NBISweden / LocalEGA

Please go to to https://github.com/EGA-archive/LocalEGA instead
Apache License 2.0
4 stars 1 forks source link

Docker Swarm deployment #326

Closed dtitov closed 6 years ago

dtitov commented 6 years ago

Here we go. I'm going to record a video for the whole process tomorrow, but there are already instructions available in README.md, so the review can be started.

dtitov commented 6 years ago

@silverdaz, yes, it worked. Done.

blankdots commented 6 years ago

For starting a swarm cluster (using virutalbox) one can use (don't consider it the best option):

#!/usr/bin/env bash

case $1 in
  start)
    begin=$(date +%s)
    for ((i=1;i<=$2;i+=1)); do
      docker-machine create -d virtualbox --virtualbox-memory "4096" lega-swarm-$i
    done

    eval $(docker-machine env lega-swarm-1)

    docker swarm init \
      --advertise-addr $(docker-machine ip lega-swarm-1)
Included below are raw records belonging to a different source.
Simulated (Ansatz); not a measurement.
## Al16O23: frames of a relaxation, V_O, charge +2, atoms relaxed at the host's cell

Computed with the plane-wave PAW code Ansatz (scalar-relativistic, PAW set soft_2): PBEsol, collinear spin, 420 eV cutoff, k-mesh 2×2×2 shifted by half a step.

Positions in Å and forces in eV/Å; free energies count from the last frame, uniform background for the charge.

    TOKEN=$(docker swarm join-token -q worker)

    if [ $2 -gt 1 ]
    then
      for ((i=2;i<=$2;i+=1)); do
        eval $(docker-machine env lega-swarm-$i)

        docker swarm join \
          --token $TOKEN \
          --advertise-addr $(docker-machine ip lega-swarm-$i) \
          $(docker-machine ip lega-swarm-1):2377
      done
    fi
    end=$(date +%s)

    echo ">> The Docker Machine Swarm is up and running"

    tottime=$(expr $end - $begin)
    echo ">> It took $tottime seconds to start the LEGA Swarm."
    ;;
  clean)
    for ((i=1;i<=$2;i+=1)); do
      docker-machine rm lega-swarm-$i -y
    done
    ;;
esac

Run like: ./script.sh start 2 or ./script.sh clean 2 To set the terminal to redirect commands to swarm master eval $(docker-machine env attx-swarm-1), after which the gradle commands can be run. To unset the terminal eval $(docker-machine env --unset).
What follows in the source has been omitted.